BMCC alumna and graphic novelist Marguerite Van Cook is known for being the lead singer of the punk band The Innocents and touring Europe with The Clash in the late 1970s.

BMCC alumni, critic and artist James Romberger’s drawings of the Lower East Side of Manhattan are in public and private collections including the Metropolitan Museum and Museum of the Modern Art in New York City.

Both Van Cook and Romberger have been an integral part of the Lower East Side art scene for over 30 years, and together in 1983 founded the Ground Zero Gallery, propelling artists Peggy Cyphers, David Wojnarowicz, Calvin Reid and many others to national recognition.
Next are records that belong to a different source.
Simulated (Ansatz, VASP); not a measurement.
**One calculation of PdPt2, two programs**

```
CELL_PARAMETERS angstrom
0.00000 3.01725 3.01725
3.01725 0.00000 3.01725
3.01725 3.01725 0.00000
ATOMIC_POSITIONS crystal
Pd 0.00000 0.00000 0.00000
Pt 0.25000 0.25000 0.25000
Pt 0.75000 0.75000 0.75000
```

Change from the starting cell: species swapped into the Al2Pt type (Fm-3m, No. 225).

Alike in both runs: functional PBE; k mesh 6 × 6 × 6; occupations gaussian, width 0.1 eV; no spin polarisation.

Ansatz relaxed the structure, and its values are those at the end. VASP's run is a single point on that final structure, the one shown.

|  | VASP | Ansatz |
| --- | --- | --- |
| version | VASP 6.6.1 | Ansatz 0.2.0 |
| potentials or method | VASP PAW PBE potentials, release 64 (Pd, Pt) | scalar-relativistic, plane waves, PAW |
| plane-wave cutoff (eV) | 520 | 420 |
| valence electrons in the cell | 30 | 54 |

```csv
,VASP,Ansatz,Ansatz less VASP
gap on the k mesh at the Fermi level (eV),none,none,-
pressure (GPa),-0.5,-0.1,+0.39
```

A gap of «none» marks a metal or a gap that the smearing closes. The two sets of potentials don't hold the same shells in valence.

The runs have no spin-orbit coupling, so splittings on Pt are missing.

They have also collaborated on graphic novels including the cult classic 7 Miles a Second, written by James Romberger, Marguerite Van Cook and the late poet and artist David Wojnarowicz.

Released in 1996 by DC’s Vertigo Comics and re-released in 2013 by Fantagraphics, 7 Miles a Second presents Wojnarowicz’s days as a young hustler in New York City and his adulthood living with and bringing national attention to AIDS.

The most recent Romberger/Van Cook collaboration is The Late Child and Other Animals, an autobiography written by Van Cook and illustrated by Romberger, who left space for her to color the images, deepening the narrative.

“I wouldn’t even use the word ‘illustrate’; I think he tells the story himself, which compliments the text that I provide,” Van Cook says.

The Late Child: A story that needs to be told

The Late Child and Other Animals tells the story of Marguerite Van Cook’s mother, Hettie, who was living in Portsmouth, England and in the process of adopting a child when her soldier husband was killed in World War II.

Ten years later—and not having remarried—Hettie gives birth to a second daughter, becoming one of the thousands of young women at that time who lost or were at risk of losing their children because of societal disapproval of unmarried mothers, and the legally condoned practice of forced adoption.

“These women’s stories need to be told,” says Marguerite Van Cook.

“We have a lot of forgotten history and I may not have been as confident about telling the story of The Late Child, if I had not been for some of the workshop classes I took at BMCC.”

While Hettie did not lose her children, Van Cook and her sister grew up in an era in which a significant social stigma was attached to having an unmarried mother.

She gives the example of winning a scholarship at age 12, “only to have it withdrawn when my headmistress called them and told them I wasn’t suitable because my mother wasn’t married.”

Despite all that, she graduated high school and attended both Newcastle Upon Tyne Polytechnic and the Portsmouth College of Art and Design.

Her and Romberger’s return to college began in 2006, when she was helping their son Crosby apply to BMCC, “and I thought ‘It’s time for me to do this, too’,” she says. “I hadn’t read the ‘great books’, and I’d always felt that something was missing.”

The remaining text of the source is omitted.